It's the elephant in the family room, and it's getting bigger. Each year, among 2.3 million American unions, thousands of Catholics marry Protestants, Jews marry Christians, and Buddhists, Mormons, Muslims and Greek Orthodox believers marry someone from another religion.

Yet not a lot is written about this phenomenon. The institutions of religion normally charged with marrying couples don't encourage the practice. In Judaism, where the rate of intermarriage is especially striking—an estimated 50% of marriages among Jews today are interfaith—it's even difficult to find a rabbi who will conduct a ceremony. In the American Jewish community, "there are few people who are comfortable writing about it in a nonjudgmental, helpful way," says Stuart Matlins, publisher at Jewish Lights, which has published two recent books on interfaith marriage and family. "People in positions of authority within the Jewish community do not want to appear to be encouraging it."

Mary Helene Rosenbaum, executive director of Dovetail Institute for Interfaith Family Resources and a practicing Catholic married for 40 years to a professor of Judaic studies, puts it more bluntly. "I can't tell you how many times some bright young program director will call and book us, and when the plan to invite us percolates up, this person is going to call back and say, 'They don't want you,' " she says. (Rosenbaum said Dovetail is "radioactive" in the Jewish community because it does not push intermarrying couples toward the raise-your-kids-Jewish option.) The organization has a publishing arm offering such titles as The Interfaith Family Guidebook: Practical Advice for Jewish and Christian Partners (1998) by organization founder Joan Hawxhurst.

The state of publishing on this topic reflects this climate: a few books emerge each season, and the best live on as backlist resources. Publishers and authors know they are meeting a perennial, unsanctioned and growing need.

Rev. Susanna Stefanachi Macomb, author of Joining Hands and Hearts: Interfaith, Intercultural Wedding Celebrations—A Practical Guide for Couples (Fireside, Jan.) gets calls from couples and clergy all over the world. "I got a phone call from a rabbi in Costa Rica. He was doing a wedding for a friend's daughter who was marrying a Muslim, and he wanted to know how to incorporate Muslim elements into the ceremony," says Macomb.

Her book stakes out this cutting edge, going beyond Jewish-Christian relationships to address the new unions of traditions, cultures and religions now being forged by people in their 20s and 30s. A licensed and ordained interfaith minister since 1996, Macomb has performed weddings in one of the country's multicultural epicenters, New York City. She had three publishers bid in a week's time on the book, her first, done in collaboration with writer Andrea Thompson. The book is intended for both couples and clergy, with a questionnaire for the couple, chapters on ceremonies and customs from a range of religions and cultures, and the stories of and ceremonies designed by eight couples.
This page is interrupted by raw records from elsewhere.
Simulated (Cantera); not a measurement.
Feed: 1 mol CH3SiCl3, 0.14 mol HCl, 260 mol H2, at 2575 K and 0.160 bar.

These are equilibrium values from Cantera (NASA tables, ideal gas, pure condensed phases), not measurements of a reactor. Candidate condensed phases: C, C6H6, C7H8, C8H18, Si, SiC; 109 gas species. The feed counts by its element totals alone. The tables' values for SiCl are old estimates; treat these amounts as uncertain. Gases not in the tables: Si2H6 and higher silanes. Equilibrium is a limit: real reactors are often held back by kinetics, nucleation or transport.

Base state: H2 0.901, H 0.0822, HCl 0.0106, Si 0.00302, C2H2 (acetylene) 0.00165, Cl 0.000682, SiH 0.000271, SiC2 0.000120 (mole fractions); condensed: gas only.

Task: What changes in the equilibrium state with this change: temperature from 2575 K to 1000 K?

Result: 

Marcia Burch, v-p and director of publicity at Fireside, hopes the book will be prominently featured among the wedding books stores will highlight come spring. Since the market includes not just couples but also clergy, publicity is being aimed at religion publications and seminaries as well. Macomb has been speaking on the topic at seminaries and running out of books at those engagements, "whether we bring 20, 30 or 40," she notes.

Making a Successful Jewish Interfaith Marriage by Rabbi Kerry M. Olitzky with Joan Peterson Littman (Jewish Lights, Feb.) focuses on intermarriage from a Jewish perspective, offering what is billed as "straightforward and nonjudgmental advice." Olitzky, executive director of the Jewish Outreach Institute and a prolific author, maintains that intermarriage offers an opportunity to increase the Jewish population if more intermarried couples are welcomed and encouraged to raise their children in Judaism. Between two-thirds and three-quarters of such intermarried households don't choose that for their children. In the same vein, Jewish Lights also published The Guide to Jewish Interfaith Family Life: An Interfaithfamily.com Handbook, edited by Ronnie Friedland and Edmund Case (2001), drawn from the titular Web site of resources for intermarried Jewish families.

Within American Christianity, interchurch marriages crossing denominational lines are also common and under-acknowledged. United in Heart, Divide in Faith: A Guide for Catholic-Protestant Couples (SunCreek, Apr.) by Sandra L. Stanko, a partner in a mixed-Christian marriage, addresses that phenomenon, targeting couples beginning relationships in addition to those committed enough to plan marriage. SunCreek is an ecumenical Christian imprint of Texas-based Catholic publisher Thomas More. "There was a need for resources for those couples from both perspectives," says SunCreek acquisitions and marketing director Debra Hampton. The book will be distributed in both the CBA and general markets. One major chain buyer told her, " "There's nothing quite like this on the market," Hampton reports.

Demographic projections show this niche growing as the country's ethnic and religious diversity offers more chances for relationship partners to cross paths, cultures and faiths in new ways. Author Macomb sees this mixing as a norm among the young people she marries, who are so used to cultural and religious variety they don't even begin to consider a potential for conflict. "When they're young and you talk about conflict in terms of religion and race," she says, "they look at you as if you're Martian."